One of the characterizations of America that I have difficulty with is that we are a center-right nation. Results from last Tuesday should disabuse us of that notion once and for all: With 120,871,984 votes cast, President Barack Obama received 62,088,847 votes and Mitt Romney received 58,783,137.
Some have argued that the president is really center-right. I do not find that argument persuasive, especially with him advocating the DREAM act, an end to the Iraq war,and his embrace of marriage equality, to name a few of his policies.
Democrats now hold 53 U.S. Senate seats. Independent Bernie Sanders, from Vermont, generally caucuses with the Democrats and Sen.-elect Angus King from Maine is widely expected to do the same. While not filibuster-proof, the 55 seats gives the Democrats a majority.
As I mentioned in an earlier post, Democratic candidates for the House of Representatives received more votes than their Republican counterparts. Only because of redistricting did the House remain in the hands of Republicans. The “center-right” Democrats, also known as Blue Dogs? Their numbers are down to just 24 after last Tuesday.
Those who argue in favor of ditching the electoral college for the popular vote might want to refocus their efforts on getting redistricting out of the hands of the legislators. Because here in Virginia, the president won as did Tim Kaine, the latter by an even wider margin.

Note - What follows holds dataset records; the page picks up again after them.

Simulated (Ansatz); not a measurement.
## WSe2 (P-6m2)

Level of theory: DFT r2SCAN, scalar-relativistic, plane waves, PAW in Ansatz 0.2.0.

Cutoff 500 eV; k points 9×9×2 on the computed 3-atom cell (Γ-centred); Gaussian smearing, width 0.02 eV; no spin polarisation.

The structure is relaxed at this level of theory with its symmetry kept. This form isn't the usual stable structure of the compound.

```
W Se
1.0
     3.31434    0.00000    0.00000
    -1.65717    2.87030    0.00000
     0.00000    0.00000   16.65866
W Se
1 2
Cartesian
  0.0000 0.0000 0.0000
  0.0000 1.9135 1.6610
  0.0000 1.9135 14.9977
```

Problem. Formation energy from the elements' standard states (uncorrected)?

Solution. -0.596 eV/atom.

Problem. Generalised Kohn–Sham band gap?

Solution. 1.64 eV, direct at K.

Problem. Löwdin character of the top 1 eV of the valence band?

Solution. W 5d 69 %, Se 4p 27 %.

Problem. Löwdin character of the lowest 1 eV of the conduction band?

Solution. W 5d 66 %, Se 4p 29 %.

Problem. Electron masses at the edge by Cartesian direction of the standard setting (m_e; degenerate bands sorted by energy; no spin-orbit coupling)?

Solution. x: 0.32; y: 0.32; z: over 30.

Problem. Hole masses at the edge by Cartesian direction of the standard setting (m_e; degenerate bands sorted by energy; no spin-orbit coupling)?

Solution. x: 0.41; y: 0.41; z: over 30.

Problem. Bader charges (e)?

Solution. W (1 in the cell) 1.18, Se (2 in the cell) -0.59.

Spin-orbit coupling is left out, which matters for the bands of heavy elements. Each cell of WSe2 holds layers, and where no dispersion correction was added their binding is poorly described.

But every single Congressional candidate was re-elected, and Virginia’s delegation remains an 8-3 Republican majority. Proof that all politics is local lies in the fact that Romney received more than 200,000 fewer votes than did the Republican candidates for the House, despite the fact that 109,000 fewer votes were cast in those races than for president.
(Until the SBE updates its website to include the breakdown of the president and senate contests by congressional district, as it has in the past, I can’t tell how well those candidates did within those districts. In 2008, President Obama carried six of the 11 congressional districts.)
No offense to the losers in the House races, but the odds were stacked against you. The lines drawn make it almost impossible for a candidate of the opposite party to win. The most egregious example of this has to be the 3rd district, where the challenger received less than 19% of the vote. The closest contest was in the 2nd district, where the challenger lost by only 8%. The largest number of votes cast occurred in the 7th district, where a highly touted – and nationally recognized – Democratic candidate still managed to lose by 17 points.
Partisan redistricting results in fewer competitive races and fewer votes cast; the proof is in the numbers. Ours is not a center-right country nor is Virginia a center-right state. Our country and our state are center – period. No left or right.
And it’s high time that our elections reflect that.